Aquatic vegetation key to Seminole’s powerhouse reputation

“Big bass and aquatic vegetation — that pretty much sums up Seminole in a nutshell.”

Popular places attract lots of visitors and Lake Seminole exemplifies this point with a stellar bass fishery that contributes mightily to the state’s tourism industry. However, not all out-of-towners are viewed equally; and when it comes to aquatic vegetation, the state fights a constant battle against outsiders mixing with the locals.

According to Rob Weller, Fisheries Section Supervisor for the Georgia Department of Natural Resource’s Southwest Region said the task of maintaining a healthy fishery that consistently cranks out the quality catches that have lit up the daily weigh-ins and kept fans glued to Bassmaster LIVE, relies on a favorable habitat complexion.

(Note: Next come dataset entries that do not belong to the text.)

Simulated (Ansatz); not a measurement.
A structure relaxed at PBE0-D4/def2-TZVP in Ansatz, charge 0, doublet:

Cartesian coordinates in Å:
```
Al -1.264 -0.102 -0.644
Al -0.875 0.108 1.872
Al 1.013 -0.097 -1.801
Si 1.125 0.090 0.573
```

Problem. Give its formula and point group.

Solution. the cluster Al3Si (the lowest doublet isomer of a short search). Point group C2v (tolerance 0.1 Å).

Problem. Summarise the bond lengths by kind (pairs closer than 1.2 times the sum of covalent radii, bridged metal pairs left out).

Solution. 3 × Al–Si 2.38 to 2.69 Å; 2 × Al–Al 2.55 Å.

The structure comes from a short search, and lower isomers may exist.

“Big bass and aquatic vegetation — that pretty much sums up Seminole in a nutshell,” Weller said. “It’s not like any of the other reservoirs in the state; a lot of places don’t even have a defined shoreline, because of all the vegetation.

“From an agency perspective, the basic rule of thumb is 30 percent vegetative coverage is perfect for fish,” Weller said. “That’s the ultimate combination of open water to vegetation.

“If we can manage for 30 percent vegetation, that would be great, but that’s not going to happen on Lake Seminole, especially in the coves and backwaters.”

As Weller explained, vegetation management is more precise in Seminole’s main basin, as opposed to the river and creek arms’ shallow, fertile habitat. Overall, Weller estimates the vegetation coverage on this 37,500-acre U.S. Army Corps of Engineers reservoirs between 50 and 60 percent. 

Uninvited, but tolerated

In a perfect world, Lake Seminole would flourish with native plant species such as cattails, waterlilies, coontail, and pondweed. These species do thrive here, but you also have plants of foreign origin; namely hydrilla and Cuban bulrush.

Starting with the former, bass anglers know well this submersed perennial herb that quickly establishes dense colonies. With long stems often reaching the surface and matting over, hydrilla creates popular flipping, punching, lipless bait ripping, swim jigging and frogging habitat.

“The thing about hydrilla is that it has its good points and then it has some negative aspects,” Weller said. “It’s great for concentrating fish, but the unfortunate thing is that it can form super-dense mats that affect water quality; the dissolved oxygen can get very low in some of these areas.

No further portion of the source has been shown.